Good question. If possible we should separate running a car company and the business of producing electric vehicles (EVs). Part of the problem for the high-profile strugglers in the electric car business – Nio (above with founder William Li), Faraday and Dyson – is that they’re entirely new entities. Yes, their problems are electric car industry problems. But they’re also new company problems.
Dyson abandoned its much-heralded electric car project because it couldn’t make it commercially viable. It had designed what Dyson described as a ‘fantastic car’. But it couldn’t square getting it to market and making money.
You could counter that anyone could build an awesome car given a bottomless pit of money and an astronomical asking price. The skill is making great technology that’s affordable. And that’s where existing mass market manufacturers have a vast reservoir of knowledge and experience.
Chinese companies’ electric vehicles woes
Faraday has been struggling as well. In September this year, it appointed a new CEO. This was in an effort to get out of becalmed waters and actually have a car to ship to customers. Tesla too, if you remember, is fighting to produce its electric cars in the numbers it really needs.

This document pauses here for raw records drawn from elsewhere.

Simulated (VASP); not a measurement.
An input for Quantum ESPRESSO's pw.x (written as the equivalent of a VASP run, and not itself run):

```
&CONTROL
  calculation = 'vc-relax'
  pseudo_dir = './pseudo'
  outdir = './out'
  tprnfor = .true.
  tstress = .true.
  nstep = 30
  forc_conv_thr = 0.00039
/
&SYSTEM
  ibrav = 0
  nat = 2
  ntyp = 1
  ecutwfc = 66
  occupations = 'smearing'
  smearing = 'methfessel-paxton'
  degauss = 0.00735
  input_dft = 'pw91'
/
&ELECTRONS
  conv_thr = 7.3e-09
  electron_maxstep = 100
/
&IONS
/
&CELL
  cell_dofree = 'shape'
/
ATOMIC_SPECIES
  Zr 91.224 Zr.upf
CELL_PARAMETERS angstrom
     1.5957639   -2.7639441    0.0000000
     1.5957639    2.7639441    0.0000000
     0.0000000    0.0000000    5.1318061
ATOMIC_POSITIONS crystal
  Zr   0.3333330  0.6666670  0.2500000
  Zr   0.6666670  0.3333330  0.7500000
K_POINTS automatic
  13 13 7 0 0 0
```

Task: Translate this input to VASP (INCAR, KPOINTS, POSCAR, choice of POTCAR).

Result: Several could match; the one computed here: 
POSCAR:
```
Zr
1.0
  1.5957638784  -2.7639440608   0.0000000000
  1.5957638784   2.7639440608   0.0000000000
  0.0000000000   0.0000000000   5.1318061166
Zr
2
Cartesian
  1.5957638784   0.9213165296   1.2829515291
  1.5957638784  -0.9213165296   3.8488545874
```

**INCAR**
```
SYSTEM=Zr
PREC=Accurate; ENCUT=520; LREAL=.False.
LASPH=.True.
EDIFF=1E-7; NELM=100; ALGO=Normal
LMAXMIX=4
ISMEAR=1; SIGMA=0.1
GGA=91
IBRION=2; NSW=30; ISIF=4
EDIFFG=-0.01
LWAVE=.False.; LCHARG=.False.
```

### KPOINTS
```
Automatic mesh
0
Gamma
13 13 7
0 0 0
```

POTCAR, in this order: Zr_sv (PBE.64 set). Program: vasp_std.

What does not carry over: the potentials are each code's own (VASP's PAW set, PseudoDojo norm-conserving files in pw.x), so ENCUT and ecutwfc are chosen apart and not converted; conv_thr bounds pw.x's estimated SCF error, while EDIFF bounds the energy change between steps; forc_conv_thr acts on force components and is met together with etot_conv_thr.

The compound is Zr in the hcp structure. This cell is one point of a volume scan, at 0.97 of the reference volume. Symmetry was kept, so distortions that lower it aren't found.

And Nio has just revealed its chief financial officer has left. It comes after the company has scaled back its R+D operation in the US and moved away from Formula E team ownership. That in turn comes in the wake of a 5000-vehicle recall for fire fears.
We’ve spent time with Nio and it’s an impressive operation. Its factory is a joint venture with the Chinese government and as technically advanced as any you’ll find in Europe.
Nio also has a brave vision of the future. It’s invested a lot in servicing its customers and ensuring they can live the lifestyle worthy of premium motoring.
It’s also got around the range anxiety problem with clever battery swap technology. This is where cars exchange drained batteries for full ones at pop-up ‘swap stations’ rather than hanging around at charging points.
Is an impressive EV enough?
We’re among the few westerners to have driven a Nio and it’s an impressive product. The ES8 is an Audi Q7-size electric SUV. It was fast and by far the best-built Chinese car we’ve ever laid eyes on. To achieve it Nio had sensibly invested in a German design and engineering operation. And it buys components from European luxury car suppliers such as Continental.
It wasn’t quite as impressive speaking to Nio owners and hearing of the problems they’d had with their cars. They glowed about how those problems had been resolved by Nio. But they’d had problems nonetheless. Probably unsurprising given the hugely fast development cycle Nio imposes on itself.
Another of Nio’s woes has been slowing sales because of reducing incentives for electric cars in its domestic market. This over-reliance on incentives to sell electric cars is something that effects the car industry globally. Electric car buyers in Romania, for example, receive government grants of up to 11,500 Euros. That’s going to be a hard drug to wean consumers off. But it looks like something new companies will have to get their collective heads around. On top of the already incredibly complicated business of building and selling cars.